Scope
This guide reproduces the per-task PPL impact measurements across 8 benchmark tasks (LAMBADA, HellaSwag, PIQA, ARC-E, ARC-C, WinoGrande, MMLU, GSM8K) for GRC-compressed models at k=256, 512, 768, 1024. Validates that knowledge-intensive tasks degrade faster than reasoning tasks, confirming the zone-specialisation hypothesis from Paper XI (UGT).
Hardware target
- Reference GPU: RTX 4070 Laptop 8GB or L40S 46GB.
- Minimum: any CUDA 12.x GPU with ≥8GB VRAM.
- Host: 16GB RAM, 10GB free disk for lm_eval harness.
Prerequisites
- CUDA driver 552+, PowerShell 7+.
lm_evalinstalled (pip install lm_eval).- GGUF model at desired quantisation (Q4_K_M recommended).
- Geodessical binary built (
build_host.ps1).
Step 1: Build the harness
cd scripts
python run_task_impact.py --model ../models/qwen2.5-7b-q4_k_m.gguf \
--k-values 256,512,768,1024 --tasks lambada,hellaswag,piqa,arc_e,arc_c,winogrande,mmlu,gsm8k \
--output ../benchmarks/task_impact.csv
Step 2: Expected output
The CSV contains per-task PPL and accuracy for each k. Key expectations:
- LAMBADA PPL increases ~2-5% at k=512, ~8-15% at k=256.
- Reasoning tasks (ARC, GSM8K) degrade <3% at k=512.
- Knowledge tasks (MMLU) degrade ~8-12% at k=512 --- confirms zone pattern.

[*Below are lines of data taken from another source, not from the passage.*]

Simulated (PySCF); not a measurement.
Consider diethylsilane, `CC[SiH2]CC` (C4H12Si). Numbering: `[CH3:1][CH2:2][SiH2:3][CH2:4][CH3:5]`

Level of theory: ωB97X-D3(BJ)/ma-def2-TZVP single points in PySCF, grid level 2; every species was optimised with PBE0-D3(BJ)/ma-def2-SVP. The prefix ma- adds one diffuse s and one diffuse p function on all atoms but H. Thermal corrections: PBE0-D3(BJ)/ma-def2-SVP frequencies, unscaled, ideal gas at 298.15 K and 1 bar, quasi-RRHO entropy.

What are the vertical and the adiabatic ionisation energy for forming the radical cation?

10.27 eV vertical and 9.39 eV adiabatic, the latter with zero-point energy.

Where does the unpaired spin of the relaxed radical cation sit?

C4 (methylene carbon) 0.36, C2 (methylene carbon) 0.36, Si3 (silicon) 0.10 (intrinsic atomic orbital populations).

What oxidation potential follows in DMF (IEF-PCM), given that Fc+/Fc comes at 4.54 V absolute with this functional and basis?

- All tasks recover to within 1% of baseline at k=1024.
Validation
Run the benchmark_graph.py script to generate the task-vs-k plot and verify the zone-specialisation curve matches the paper's Figure 3.
python scripts/benchmark_graph.py --input benchmarks/task_impact.csv \
--output docs/figures/task_impact.png